I like so totally agree … and for adults in workplaces, exactly why do “they” not make whiteboard markers feel, and smell and act more like crayons ? Enquiring minds want to know … …
Jon, you remind me of the role of the kinesthetic, which we so often forget.
Me, I hate chalk on a chalkboard. I love the flow of gel pens. I love the smell of crayons and hate the smell of dry erase markers. Oh, smell, that is not kinesthetic. What is the word for the smell side of things?
olfactum 2.0 🙂
got to this post because of a conversation we’re having about having a mural or some sort of community art thingy at the next mental health camp.
anyways …
i am writing this as my bum hovers on the edge of the tipped chair, there is an itch on my left knee and i enjoy the special click click click of my keyboard. yes, the keyboard needs to sound right, otherwise i won’t use it! honestly, if the tool doesn’t feel right, i won’t tweet (or blog, or …)

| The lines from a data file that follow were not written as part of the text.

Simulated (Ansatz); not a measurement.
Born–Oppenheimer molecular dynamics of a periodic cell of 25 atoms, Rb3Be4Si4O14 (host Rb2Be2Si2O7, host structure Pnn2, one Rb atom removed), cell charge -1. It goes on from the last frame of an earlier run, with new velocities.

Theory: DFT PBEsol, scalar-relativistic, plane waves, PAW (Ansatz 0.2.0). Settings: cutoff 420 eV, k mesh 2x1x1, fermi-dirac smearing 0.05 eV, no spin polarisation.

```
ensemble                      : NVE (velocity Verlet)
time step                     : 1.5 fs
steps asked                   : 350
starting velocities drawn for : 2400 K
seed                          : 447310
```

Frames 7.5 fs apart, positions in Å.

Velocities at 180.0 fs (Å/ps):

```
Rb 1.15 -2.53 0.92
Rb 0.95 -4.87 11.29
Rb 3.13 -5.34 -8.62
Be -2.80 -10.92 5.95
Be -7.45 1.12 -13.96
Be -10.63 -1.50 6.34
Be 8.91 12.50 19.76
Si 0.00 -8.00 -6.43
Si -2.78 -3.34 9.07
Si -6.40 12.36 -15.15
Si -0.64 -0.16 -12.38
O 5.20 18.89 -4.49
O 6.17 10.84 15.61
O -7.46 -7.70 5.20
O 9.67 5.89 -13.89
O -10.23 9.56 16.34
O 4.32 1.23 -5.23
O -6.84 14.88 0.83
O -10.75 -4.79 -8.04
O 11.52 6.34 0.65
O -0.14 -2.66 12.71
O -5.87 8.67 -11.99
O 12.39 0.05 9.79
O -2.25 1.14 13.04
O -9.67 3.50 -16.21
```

we need to engage the senses more in this enterprise that, as you so rightly say, is neither new nor limited to facebook and twitter. and yet (or: but) – as we play with this enterprise with the internets sitting in the middle of the web – what can we (e.g. you and i) do to make it more sensory?
maybe something to talk about at northern voice in may …
Excellent. I’ll put your thoughts into the hopper!